Thursday, October 01, 2015
National tertiary learning and teaching conference, day 2 afternoon
Updated with links.
After lunch another series of 4 presentations. Firstly, with Carmel Haggarty from Whitireia on 'developing courses the easy way'. Presented reasons for 'rapid' course development professional development package. Based on the LATARE and the ADDIE framework. LATARE (leaning outcomes, assessment, topics, activities, resources and evaluation) originated from OTARA And based on Chickering and Gamson, 1987 - 7 principles of good practice in undergraduate education. Informational provided on Moodle site as starter packages for tutors before they assist in course development. Templates linked to each stage.
Secondly, from Susie Kung from Manukau Institute of Technology, who presented on 'effective tertiary teaching: learning spaces'. Presented the use of appreciative inquiry to understand what makes better teaching. AI encourages eyes to see the positive and to assist the move into the future. The 4 D (discover, Dream, design and destiny) cycle originated from dissatisfaction with action research. Study sought to find out the students experienced curriculum and what assisted them to become teachers (ways of being). Effective teaching learning were enduring influences, in class presentations, provokes deep reflective thinking, theory with practice, getting to know self and to know others.
Third up was a presentation on 'flipping teacher observations: from judgment to collaborative practice ' with Vani Naik and Sian Hodge from NTEC (NZ Tertiary Group). Discussed traditional observation approaches and their pros and cons. Introduced CORE - collaboration, observation, reflection and extension. Collaborator mutually negotiate with teacher as to what to improve etc. suggestions offered and agree if observations will assist. Observation of session, not teacher. Reflection has 4 set and 4 negotiated questions. Extension involves discussion, suggestions and set up of plans going forward. Shared evaluation undertaken of deployment of CORE indicate positive responses.

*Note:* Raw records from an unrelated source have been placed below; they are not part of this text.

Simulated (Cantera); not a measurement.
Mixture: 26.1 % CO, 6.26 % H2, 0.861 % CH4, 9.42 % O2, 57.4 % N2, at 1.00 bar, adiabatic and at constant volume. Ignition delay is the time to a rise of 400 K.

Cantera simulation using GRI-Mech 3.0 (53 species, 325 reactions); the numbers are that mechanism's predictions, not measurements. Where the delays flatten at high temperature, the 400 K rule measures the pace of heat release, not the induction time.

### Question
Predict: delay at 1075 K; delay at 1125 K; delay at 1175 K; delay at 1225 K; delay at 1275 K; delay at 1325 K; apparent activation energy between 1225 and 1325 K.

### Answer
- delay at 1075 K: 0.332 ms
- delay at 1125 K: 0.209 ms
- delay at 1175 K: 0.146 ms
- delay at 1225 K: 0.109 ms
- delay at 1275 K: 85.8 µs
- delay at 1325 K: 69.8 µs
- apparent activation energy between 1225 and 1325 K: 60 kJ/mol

Then a team presentation (Jane Terrell, Dave Snell, Karen Haines, Bettina Schwenger and Mark Smith) from Massey University and Unitec represented by Jane Terrell and Dave Snell (Massey) on 'getting it right: guidelines for online assessment in NZ tertiary contexts'. An Ako Aotearoa hub project in progress. Defined online assessments as taking place via discussion forums or other online tools. Goal to create a set of guidelines and an interactive tool. Presently analysing the. 14 case studies. Including blogs,wikis, eportfolios, glossaries, forums, video, turnitin etc. tool is to help tutors to assess whether, how and what to use in terms of online assessment.
After afternoon tea, another 4 more presentations revolving around staff capability. 2 snapshot presentations from Dean Ellery 'are my handouts bankrupting the organisation and destroying the planet?' Paperless = cost savings and environmental focus? Hardware costs down but IT and power costs required. Sustainability issues comparing paper and e readers need to be thought through. Digital tools have higher costs relate to storage, hardware and disposal. Paper may be more sustainable as more effective in carbon storage, recyclable etc. Learner values include writing on paper being more cognitive complex, reading deeper and comprehension better, providing better overviews without the need to scroll.
Debbie Coates on 'does action research learning in the classroom meet the learning styles of international students?' Rationale shared for need to develop capabilities as lifelong learners. Action learning promotes higher order thinking and reflection. Usually based around scenario based learning to solve problems. Interviewed small number of students and found most were reflective. Action learning was enjoyed by students. Students could adapt and a good transition from predominantly rote learning background to greater reflection.
Gerry Duignan and John Hitchcock from Weltec present on 'lessons learnt: professional development for experienced teachers in vocational education.' Progress report on a project funded by Ako Aotearoa. Defined professional development. Presented objectives of project and feedback on questionnaire sought.
Last up today is Liz Fitchett and Kevin Dyke from Waiariki presents on 'using a co-operative academic induction process to fast track new teaching staff into their career as teaching professionals'. Provided background, rationale and details of a support process for inducting new tutors. Involves support from heads of department ( manages process), student feedback, learning advisor support coordinated by educational developer. Tutors sent on observation reports to HOD but their choice. Educational developer assist tutor to set up Teaching plan. Observations (3) and student feedback completed by learning advisor. Mentor assigned to provide peer support. positive feedback from new tutors, students and HODs drive the continued evolution of the process despite the time and personnel intensive nature of the process. Good outcomes cost.
Conference dinner follows with a looked forward to keynote from Professor Welby Ings from Auckland University of Technology, who will challenge the participants with his presentation 'beyond the marshmallow cocoon: risk, transformation and disobedient thought'.